After spirited discussions in the TvB offices, we’ve decided to introduce a new topic area on online privacy and data protection rights. In this inaugural post, we’re taking another look at the Kim Dotcom case, which is now slogging it’s way through the US District Court of Eastern District of Virginia. This one has not wanted for coverage (see Electronic Frontier Foundation, Wired, Ars Technica), but in reviewing some of the briefs, motions, redacted search warrants, and court transcripts, I found myself thinking this is less a case about the Fourth Amendment being stomped on, than the risks you take when you store your data in the cloud.
It also looks to me like the Government has a pretty darn good case, though resorting to scorch earth policies regarding copyright-violating cloud provider in order to make their points. Someone had to be an object lesson and Kim Dotcom fits the bill better than the folks at say BitTorrent and other services.
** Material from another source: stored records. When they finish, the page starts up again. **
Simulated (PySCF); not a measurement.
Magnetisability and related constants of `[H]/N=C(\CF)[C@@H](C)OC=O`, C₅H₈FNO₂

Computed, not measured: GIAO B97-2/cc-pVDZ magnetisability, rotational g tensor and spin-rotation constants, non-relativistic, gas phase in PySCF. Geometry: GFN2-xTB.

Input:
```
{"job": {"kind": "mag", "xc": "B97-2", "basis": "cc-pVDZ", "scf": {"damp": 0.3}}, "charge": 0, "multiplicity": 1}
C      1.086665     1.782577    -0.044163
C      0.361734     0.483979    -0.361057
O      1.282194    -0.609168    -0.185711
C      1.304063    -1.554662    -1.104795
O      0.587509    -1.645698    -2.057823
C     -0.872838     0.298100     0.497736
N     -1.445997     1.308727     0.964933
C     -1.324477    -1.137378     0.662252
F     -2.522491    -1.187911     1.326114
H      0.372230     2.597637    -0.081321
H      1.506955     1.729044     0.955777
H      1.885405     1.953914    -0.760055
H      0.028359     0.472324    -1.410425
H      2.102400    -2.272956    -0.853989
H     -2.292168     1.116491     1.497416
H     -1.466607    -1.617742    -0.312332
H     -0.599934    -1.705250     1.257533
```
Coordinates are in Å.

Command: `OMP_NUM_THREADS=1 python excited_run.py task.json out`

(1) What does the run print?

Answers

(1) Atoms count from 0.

Along the way there are also lessons in bad data administration, tech illiterate judges who get pushed around by just about everyone, grandstanding attorneys, and vengeful movie studios. I’ll take up some of this in other posts.
For those new to the Kim Dotcom saga, I provide now a short recap.
New Zealand-based Kim Dotcom, a Dr. Evil (substitute other evil figure metaphor) former hacker, and his crew, set up a giant online storage sharing site, Megaupload, that, according to the Government, was really a front–”world-wide criminal organization–for sharing copyrighted material–movies, games, apps, movies–and “caused harm to copyright holders in excess of $500 million in losses.” Unlike, other sharing services the whole intent of Megaupload, says the Justice Department, was criminal, so safe-harbor protections–read DMCA–don’t apply. Megaupload admits to having pirated content on their site–by the way, the Department of Justice has proof that Megaupload servers held a “Zack and Miri Make a Porno” flick!. According to the Government, Megaupload was very selective about which content they removed when asked to honor copyright infringement requests.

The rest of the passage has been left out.